Today we awoke to sad news. We heard and saw violent and wicked acts against our brothers and sisters in America. The news was so shocking it literally took my breathe away.
To me the idea that violence and murder is the only way to share your message, raise awareness, or shock a society into listening to your version truth, be that religious or personal is ludicrous.
As I sat in my morning meditation I held the victims and their families in my heart. I held the people of Las Vegas in my heart, and the wider world community who was awaking to such shocking and horrifying news.
This part was easy, but how could I move my mind to a place of peace and not get caught up in hate. After all hate is what plants the seeds of distrust and violence. Hate stirs the energetic pot that creates separation and our lack of connectedness.
But in truth, I am angry, I am feeling that same sense of fury and hate that I imagine most of us are today. I hate that anyone could have the ability to hoard so many guns and ammunition and then somehow get them into a hotel and murder over 50 people.
I hate that anyone in our world anywhere feels so displaced and angry that they would even consider picking up a gun and hurting another human being.
I hate that in some places in the world there is hate and distrust because we believe something different from our neighbour.
I hate that the leader of the free world made no comment on the lack of safe gun legislation in his country.
I hate that this act of violence will likely perpetuate further hate and distrust and the long term damage that this will do the community and everyone who is touched by this violence.
All of these things I hate.
But I am hopeful, that we are bigger than the hate.
We are stronger that the fear.
We are more loving than loathing of those who are different from us.

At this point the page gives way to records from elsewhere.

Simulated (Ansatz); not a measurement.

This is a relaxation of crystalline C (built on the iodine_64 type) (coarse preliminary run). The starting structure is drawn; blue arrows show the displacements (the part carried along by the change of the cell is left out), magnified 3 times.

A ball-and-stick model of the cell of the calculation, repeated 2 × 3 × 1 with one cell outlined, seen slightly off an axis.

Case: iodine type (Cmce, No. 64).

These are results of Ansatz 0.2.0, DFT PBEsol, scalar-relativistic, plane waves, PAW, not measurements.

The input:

I am hopeful, that the community in Las Vegas will pull together and show those who would pull them down and make them quake, and shake their heads in disbelief. That we are bigger than this, they will never descend into hate or loathing. That humanity has the potential to be beautiful, kind, loving.
I will not descend into hate.
I will not use hateful language.
I will open my heart to those who are suffering.
I will stay in the mindset of love and compassion.
You will not break me down.
You will not destroy my compassion.
You will never make me hard and cruel.
You will not destroy my inner peace.
I pity all who see hate and violence as the answer.
I hold all who have suffered in this attack in my heart and wish them a speedy recovery.
And I accept there is no sense to be made of this senseless act.